To the queer couple I witnessed last Saturday at a coffee shop in Stirling
I saw you coming into the shop – your movements, your smiles, the twinkle in your eyes told me immediately that you were in love.
I know people fall in love all the time, but it’s often such a subtle thing… I don’t think most people allow themselves to feel it so much that their love becomes a light for the people around them.
But you, YOU – I could have basked for days on the warmth and light radiating from you.
Your interlaced fingers making a declaration over the table. Your dazzling gaze wondering: “how lucky are we to have found each other?”
And maybe you were indeed aware of your fortune, because you were not that young…
You were old enough to have had many experiences of heartbreak and disappointment, and to recognise what a miracle your connection was.
Maybe I should have been sad that this was not happening to me, that I was not the one being treasured like you were – but if I’m completely honest, at that moment I didn’t feel myself as someone completely apart from you.
I have felt it before: witnessing someone else’s love can wrap you and warm you, and cuddle and carry you as if it were you who were receiving that love – but only if you allow yourself to feel it.
But my story has not ended, because I was lucky twice. When you left, I was able to see your reflection walking away on the shop window.
I saw you stop and face each other (maybe to say something, maybe to drink each other in), and finally lean in for a long kiss.
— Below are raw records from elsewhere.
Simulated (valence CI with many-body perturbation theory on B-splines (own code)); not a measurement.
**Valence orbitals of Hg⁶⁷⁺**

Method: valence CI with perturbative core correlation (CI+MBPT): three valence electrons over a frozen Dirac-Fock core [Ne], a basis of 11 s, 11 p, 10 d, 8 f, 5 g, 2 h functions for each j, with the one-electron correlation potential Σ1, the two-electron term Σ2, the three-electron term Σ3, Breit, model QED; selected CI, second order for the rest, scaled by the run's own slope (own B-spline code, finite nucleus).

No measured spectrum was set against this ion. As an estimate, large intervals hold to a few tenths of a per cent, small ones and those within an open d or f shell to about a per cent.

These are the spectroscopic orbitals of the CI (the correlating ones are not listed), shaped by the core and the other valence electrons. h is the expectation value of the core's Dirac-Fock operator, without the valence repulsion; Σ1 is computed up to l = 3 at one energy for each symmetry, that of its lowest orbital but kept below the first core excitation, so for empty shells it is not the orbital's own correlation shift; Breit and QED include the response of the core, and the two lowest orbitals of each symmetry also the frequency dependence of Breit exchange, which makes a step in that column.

It was the moment that makes you hold your breath in the movies… You kissed and the world rushed around you, completely unaware of the magic happening in front of their eyes. And you, in your happy little bubble, completely oblivious to the world and its noise.
Is it possible to get drunk on other people’s love?
For the rest of my day, I walked around the city like under a spell…
And I wondered: what would happen to all our relationships if love was easy to spot? What would happen if we slowed down enough to notice it around us?
I believe witnessing more love would change the world in profound ways.
Thank you, dear queer couple, for reminding me to pay more attention.